Learning To Read

Learning To Read

We are passionate about reading and helping children to love books, to learn from their reading and to read as much as they can!  We teach our pupils to read using a range of different strategies. 'De-coding' words is know as phonics; our pupils are taught daily phonics sessions from when they join us in the nursery. At our school, we teach both phonics and whole word reading alongside whole class reading and whole class story time. Our mission is to develop our pupils into confident, enthusiastic and knowledgeable readers who are ready and equipped to move onto the next stage of their education. 


How can I support my child at home?

One of the most important things you can do as a parent at home is read to your child.

Loving stories is important because children who love stories want to read stories for themselves. Children who read a lot become better readers.

Here are some top tips for story time:

  1. Make it a treat – introduce each new book with excitement
  2. Make it a special quiet time – cuddle up!
  3. Show curiosity in what you’re going to read
  4. Read the story once without stopping so they can enjoy the whole story. If you think your child might not understand something say something like ‘Oh I think what’s happening here is that…”
  5. Chat about the story e.g. I wonder why he did that? Oh no, I hope she’s not going to…
  6. Avoid asking questions to check what they remember
  7. Link to other stories and experiences you have shared e.g. this reminds me of…
  8. Read favourite stories over and over again – encourage your child to join with the bits they know. Avoid saying ‘not that story again!’
  9. Use different voices – be enthusiastic!
  10. Love the book – read with enjoyment



Synthetic phonics is a way of teaching reading. Your child will be taught two crucial things when they are learning to read using synthetic phonics:

  1. How sounds are represented by written letters. For example, they will be taught that the letter ‘m’ represents an mmm sound.
  2. How sounds can be blended together to make words. For example, they will be taught that the sounds of the letters ‘c-a-t’ blend together to make the word ‘cat’.

Your child will be taught to read letters or groups of letters by saying the sound (or sounds) they represent. For example, they will be taught that the letter ‘l’ sounds like lllll when we say it. Your child will then start reading by blending the sounds together to make words. Another word for this kind of blending is synthesising.

At school, you will probably hear teachers and pupils talking about blending, but you might also hear them talk about sounding out or Fred Talk, all these terms refer to the same idea: synthesising sounds.

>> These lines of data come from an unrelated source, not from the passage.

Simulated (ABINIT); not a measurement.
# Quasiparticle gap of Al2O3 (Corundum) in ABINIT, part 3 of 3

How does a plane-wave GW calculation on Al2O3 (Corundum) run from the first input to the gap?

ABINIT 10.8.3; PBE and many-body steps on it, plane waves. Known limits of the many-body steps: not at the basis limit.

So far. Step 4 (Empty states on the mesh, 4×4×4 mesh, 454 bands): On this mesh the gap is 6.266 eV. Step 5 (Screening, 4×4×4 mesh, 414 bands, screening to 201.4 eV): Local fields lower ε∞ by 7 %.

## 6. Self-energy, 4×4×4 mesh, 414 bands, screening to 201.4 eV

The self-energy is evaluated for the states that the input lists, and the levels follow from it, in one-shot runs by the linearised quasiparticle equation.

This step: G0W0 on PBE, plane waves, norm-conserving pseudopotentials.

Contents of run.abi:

For further information, help and guidance on how we teach phonics, click here


Reading with my child

To begin with, your child will receive a story book for you to share together. See our information page for some tips on reading together. Following on from this and as your child begins to learn sounds, they will receive some sound and word cards to read at home. This will give them an opportunity to practise their sounds and blending them together to create a word. 

Once your child knows some sounds, they will receive a storybook matched to the sounds and words they know – a decodable book – so they should be able to read all the words. Your child should be reading at home as often as they can  and where possible they can practise reading their book aloud to a parent or carer, to a sibling, to themselves or even to their favourite toy!

Please avoid saying, “This book is too easy for you!” but instead say “I love how well you can read this book!”

To move your child on once they can read the words fluently, begin to ask your child questions about what they have read to support their comprehension of the book. You could discuss the plot, the characters the setting or the pictures and what you find out from them. 


‘Special Friends’, ‘Fred Talk’, read the word

Remind your child to read words using ‘Special Friends, Fred Talk, read the word’ (see glossary for further guidance).

For example ‘ship’: spot the ‘sh’, then Fred Talk and blend to read the word e.g. sh, sh-i-p, ship.

Red Words

Red Words are also known as common exception or tricky words. They occur in stories regularly (said, what, where) but have unusual letter combinations (‘ai’ in the word ‘said’ makes the sound ‘e’).

Remind your child not to use Fred Talk to read Red Words but instead to ‘stop and think’.

Tell them the word if you need to.

Read the same book again and again

Children love reading the same book again and again. Their reading becomes speedier and they understand what they are reading.

  • Encourage your child to read words using ‘Fred in your head’ (see glossary)
  • Show your child how to read the story in a storyteller voice
  • Share your enjoyment of the story when they read it again and again.


How else can I develop my child’s language?

Children will have a large vocabulary if they are part of a ‘talk-a-lot’ family:

  • Use every opportunity to talk with your child throughout the day – meal times, playing together, bath time
  • Use new and ambitious vocabulary e.g. miserable instead of sad, stroll instead of walk
  • Speak to your child in complete sentences
  • Make up stories together - there’s no need to write it down.